National Farmers' Federation

Farmer numbers fall, but productivity grows

The number of Australian farmers has fallen by over 100,000 in the three decades since 1981, yet the value of Australian agricultural exports in this time has grown from $8.2 to $32.5 billion, new statistics from the Australian Bureau of Statistics (ABS) have revealed.
Australia’s peak agricultural representative body, the National Farmers’ Federation (NFF), says the sector has changed dramatically and while the number of farmers has fallen, agricultural productivity has grown at an average rate of three percent a year over the past 25 years.
“Australian farmers are extremely adaptable, so while the number of farmers has fallen in Australia over the last 30 years, at the same time, our industry has become more technologically-savvy, more innovative, more efficient and ultimately more productive at what we do: growing food and fibre,” NFF President Jock Laurie said.
“As the Prime Minister said in her address to an industry dinner in Canberra only a few months ago, agriculture has been the sector with the largest productivity growth since 2007-08. And, as the Opposition Leader said in his address to the NFF’s National Congress recently, it was only because of the growth in the agricultural sector that we avoided going into recession during the global financial crisis.
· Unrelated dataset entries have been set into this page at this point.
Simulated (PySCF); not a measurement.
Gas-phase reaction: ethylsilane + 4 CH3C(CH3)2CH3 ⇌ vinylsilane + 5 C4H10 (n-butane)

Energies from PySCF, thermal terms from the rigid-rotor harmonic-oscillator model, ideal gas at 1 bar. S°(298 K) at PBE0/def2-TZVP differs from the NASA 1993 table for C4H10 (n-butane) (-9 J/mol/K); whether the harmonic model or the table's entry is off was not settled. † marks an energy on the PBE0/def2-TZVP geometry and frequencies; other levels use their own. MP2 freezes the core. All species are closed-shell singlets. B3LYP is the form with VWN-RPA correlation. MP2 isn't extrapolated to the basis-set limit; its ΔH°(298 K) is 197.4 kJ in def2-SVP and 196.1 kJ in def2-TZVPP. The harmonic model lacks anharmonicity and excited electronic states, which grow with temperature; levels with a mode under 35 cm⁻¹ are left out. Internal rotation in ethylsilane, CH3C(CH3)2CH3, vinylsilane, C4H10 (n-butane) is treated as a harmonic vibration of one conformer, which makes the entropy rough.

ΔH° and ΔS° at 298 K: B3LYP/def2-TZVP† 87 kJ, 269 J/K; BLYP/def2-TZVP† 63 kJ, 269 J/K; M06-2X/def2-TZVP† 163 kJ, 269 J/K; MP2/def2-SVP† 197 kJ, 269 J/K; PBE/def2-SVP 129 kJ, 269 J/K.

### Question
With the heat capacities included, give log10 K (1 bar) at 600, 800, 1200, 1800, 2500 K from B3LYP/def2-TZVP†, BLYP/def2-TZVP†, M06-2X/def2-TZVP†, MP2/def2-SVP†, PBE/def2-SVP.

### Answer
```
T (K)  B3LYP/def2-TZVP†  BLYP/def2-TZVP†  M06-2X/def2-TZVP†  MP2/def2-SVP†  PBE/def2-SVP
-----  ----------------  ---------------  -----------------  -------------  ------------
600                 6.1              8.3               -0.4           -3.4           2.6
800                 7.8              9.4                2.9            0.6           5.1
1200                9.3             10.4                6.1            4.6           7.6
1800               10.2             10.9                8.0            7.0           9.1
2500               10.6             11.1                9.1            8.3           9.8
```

“I’ve spoken many times about the positive outlook for Australian agriculture and the enormous opportunities for our industry in the future, provided we can overcome the challenges ahead. One of these challenges is to maintain this productivity growth, which needs to be addressed via a continued, strong commitment from Government to agricultural research and development.
“Another of these is the skilled labour shortage that the agricultural industry is currently facing. As the ABS statistics show, the average farmer is aged 53 and working an average of 49 hours a week.
“The ABS data reinforces what we already know, that the agricultural labour force is ageing, that there are fewer young people entering agriculture, and that drought and other competing industries have had a significant impact on the amount of labour available. Yet the career opportunities available in agriculture are enormous, and there is a surplus of jobs available.
“For Australian agriculture to reach its potential, we must invest in our most valuable resource: our people. That’s why the NFF has convened a National Agribusiness Education, Skills and Labour Taskforce – a meeting of which was held in Canberra yesterday as the ABS statistics were released – bringing together the sector to work collaboratively towards solutions that will build a strong and resilient agricultural workforce,” Mr Laurie said.
Mr Laurie’s comments come as ABARES released its primary industries exports forecast for 2012-13, which predicts that agricultural export earnings will be around $36 billion, up from $32.5 billion in 2010-11 but slightly lower than the $36.4 billion achieved in 2011-12.